Serta bankruptcy has raised the stakes for those who draft credit agreements

Affirmation of ‘uptier rights’ of non-PTL creditors signals a likely continuation of creditor-on-creditor violence.

The resolution of the Serta Simmons bankruptcy by the bankruptcy court in the southern district of Texas, in June, has visited significant losses on some of the bedding company’s creditors and, more importantly, raised the stakes for the drafters of credit agreements.

It may matter considerably, going forward, whether a particular credit agreement does or does not have a so-called “Serta blocker” provision and what is the specific wording of that provision.

Serta blocking is not a new development demanded by this decision. Blocker language, with encouragement from the Loan Syndications and Trading Association, has been in use since 2020. That was the year Serta, which had severe liquidity difficulties though it had not at this point filed for bankruptcy, reached an agreement with certain “priority term loan” (PTL) lenders.

In the 2020 agreement, Serta reached what is known as an “uptier exchange” with the favoured creditors, including Advent International and a group of mutual fund companies. The PTL creditors agreed to lend Serta $200 million, and to exchange about $1.3 billion of old loans for $875 million of new loans. In return, the PTL funds demanded that new loans would have a first claim on all of Serta’s assets, pushing the non-PTL creditors, notably Apollo Global, to a lower position on the capital structure.

Serta filed its bankruptcy in January 2023. In March, as a preliminary matter, Judge David Jones upheld the uptier exchange.

In May, Apollo and Serta reached an agreement on a related but distinct issue, Serta’s claim that Apollo had no standing to litigate its debt instruments in the bankruptcy context, because it was on a “disqualified” list. The parties split the difference, allowing Apollo to push for recovery of $0.50 of every debt dollar.

In June, the court issued a final judgment, again upholding the uptier, against arguments by objecting creditors that it was prohibited by the language of a 2016 credit agreement. What was fatal to the arguments of the non-PTL creditors, in the view of the court, was in essence that they did not have what is now called Serta blocker language in that 2016 agreement. The creditors were sophisticated parties and they could have prevented the uptier exchange through unambiguous language in the original documentation doing so. Instead, they were “keenly aware” that the agreement was a loose document, and they “understood the implications of that looseness”.

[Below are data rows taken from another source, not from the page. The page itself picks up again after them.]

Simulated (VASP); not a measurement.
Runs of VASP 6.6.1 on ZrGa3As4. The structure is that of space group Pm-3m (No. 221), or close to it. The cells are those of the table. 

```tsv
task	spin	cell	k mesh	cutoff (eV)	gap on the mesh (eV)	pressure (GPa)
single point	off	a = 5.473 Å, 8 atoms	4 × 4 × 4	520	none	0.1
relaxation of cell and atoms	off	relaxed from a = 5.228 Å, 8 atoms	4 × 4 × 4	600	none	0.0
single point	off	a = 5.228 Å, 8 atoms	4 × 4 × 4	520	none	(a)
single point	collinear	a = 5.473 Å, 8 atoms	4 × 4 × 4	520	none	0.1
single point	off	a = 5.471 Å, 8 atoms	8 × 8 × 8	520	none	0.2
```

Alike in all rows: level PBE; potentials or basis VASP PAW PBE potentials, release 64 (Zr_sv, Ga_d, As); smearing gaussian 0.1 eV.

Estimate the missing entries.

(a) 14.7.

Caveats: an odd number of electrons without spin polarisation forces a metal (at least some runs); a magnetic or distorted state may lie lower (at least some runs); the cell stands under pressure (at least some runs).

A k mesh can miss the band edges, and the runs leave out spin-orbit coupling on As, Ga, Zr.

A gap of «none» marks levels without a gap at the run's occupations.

Accordingly, the PTL were allowed to amend the credit agreement in such a way as to validate their uptick.

Serta blocker language would have required that the consent of all affected creditors be needed for amendments that “subordinate, or have the effect of subordinating, the obligations hereunder to any other indebtedness [or] the liens securing the Obligations to liens securing any other indebtedness”.  This language is taken from an LSTA template.

A recent in-depth discussion by Moody’s Investor Service looks at the likely effects of the Serta bankruptcy upon the markets, as a precedent.

Unfortunately, the Moody’s analysis says, the language in the “vast majority of loans” continues to fall short of the LSTA guidelines. It appears likely, then, that some first-lien creditors’ senior rights will continue to be usurped when companies in distress agree to such uptiers in the near future. Creditor-on-creditor violence will continue.